It is my great pleasure to inform you that the Accelerator Section's nominee for the G. William Morgan Lecturer Award has been approved by the Health Physics Society (HPS) Emeritus Committee. The Accelerator Section’s Morgan Lecturer for this year is Dr. Graham R. Stevenson, senior physicist (retired) with the Radiation Protection Group at the European Laboratory for Particle Physics (CERN), Geneva, Switzerland. Dr. Stevenson is one of the best known and internationally renowned health physicists in the field of high-energy accelerators. His outstanding contributions cover a period of about four decades. His research is described in several hundred publications in the scientific literature and laboratory reports. He is also the co-author of two books.

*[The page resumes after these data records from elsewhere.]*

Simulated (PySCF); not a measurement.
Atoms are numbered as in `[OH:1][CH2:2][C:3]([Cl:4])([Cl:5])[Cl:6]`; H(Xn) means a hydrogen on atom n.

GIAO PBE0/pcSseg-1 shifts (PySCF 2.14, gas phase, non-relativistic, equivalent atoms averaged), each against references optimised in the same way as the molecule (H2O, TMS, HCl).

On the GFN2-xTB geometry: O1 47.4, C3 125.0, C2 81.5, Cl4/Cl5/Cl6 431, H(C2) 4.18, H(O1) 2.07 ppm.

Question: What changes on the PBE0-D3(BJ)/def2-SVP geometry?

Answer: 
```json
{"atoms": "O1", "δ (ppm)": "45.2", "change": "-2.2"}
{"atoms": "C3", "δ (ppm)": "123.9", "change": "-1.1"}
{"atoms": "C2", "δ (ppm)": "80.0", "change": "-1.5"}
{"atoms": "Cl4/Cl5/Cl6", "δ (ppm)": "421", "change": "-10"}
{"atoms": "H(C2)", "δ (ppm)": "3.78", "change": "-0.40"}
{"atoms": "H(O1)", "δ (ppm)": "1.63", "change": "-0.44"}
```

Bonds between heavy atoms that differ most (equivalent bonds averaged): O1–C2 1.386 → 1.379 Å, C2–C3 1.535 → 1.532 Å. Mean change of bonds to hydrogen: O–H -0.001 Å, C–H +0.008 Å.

Dr. Stevenson started his scientific career as a research assistant in the Cosmic Ray Group at Bristol University studying cascades induced by very high-energy cosmic rays. He then accepted an appointment as a member of the Neutron Group at the headquarters of the Radiological Protection Service of the United Kingdom at Sutton, Surrey, in 1963. He was involved in studies of the use of nuclear track emulsion type A (NTA) film in neutron personal dosimetry, low-energy neutron dosimetry, and shielding. From 1966 to 1971, Dr. Stevenson served as a senior scientific officer in the Radiological Protection Group of the Rutherford Laboratory. During this period, his work included research in the fields of neutron spectrometry, accelerator shielding, dose equivalent estimation, and the production of induced activity from particle accelerators. From 1969 to 1971, he held a concurrent appointment as lecturer in the Radiation Physics Department at the University of Surrey.

From 1971 until his retirement in 2003, Dr. Stevenson worked at CERN in Geneva as a senior physicist with the Radiation Protection Group. He was engaged in the radiological design of the 450-GeV Super Proton Synchrotron (SPS) in the 1970s and more recently was involved in the design of the Large Electron Positron Collider (LEP). For the final 15 years, he worked on the radiological hazards associated with CERN's Large Hadron Collider (LHC), the 7-TeV proton-proton collider being installed in the LEP tunnel. He was also a member of the project group formed to build the target station for the CERN Neutrinos to Gran Sasso (CNGS) project, designed to send neutrinos from CERN in Geneva to the Gran Sasso Laboratory in Italy. His research interests included hadronic cascade development from an experimental and theoretical viewpoint, skyshine, muon production and shielding, dosimetry, and production of induced radioactivity.

Dr. Stevenson is a long-time member of the UK Society for Radiological Protection and the French Société Française de Radioprotection. He served on the Task Group on External Radiation of Committee 3 of the International Commission on Radiological Protection (ICRP) which led to Publication 51 in 1987. He has been consulted to assist in radiation protection issues of major high-energy accelerator projects in the US and in Japan. Most recently, he served on the US Department of Energy (DOE) committee reviewing Fermilab's NuMI Project that sends neutrinos from Chicago to the Soudan mine facility in Minnesota.

Graham will talk on the role of approximations and empiricism in predicting parameters of radiological importance at accelerator facilities. An abstract of his talk follows.

As our section president noted in his column, there will once again be a special session of the Accelerator Section at the HPS meeting in Washington, D.C. The session is scheduled from 8:15 to 11:45 AM and from 2:30 to 5:00 PM on Tuesday, July 13. The schedule for the presentations is listed at the HPS website (page 24).

I look forward to seeing you all in Washington, DC.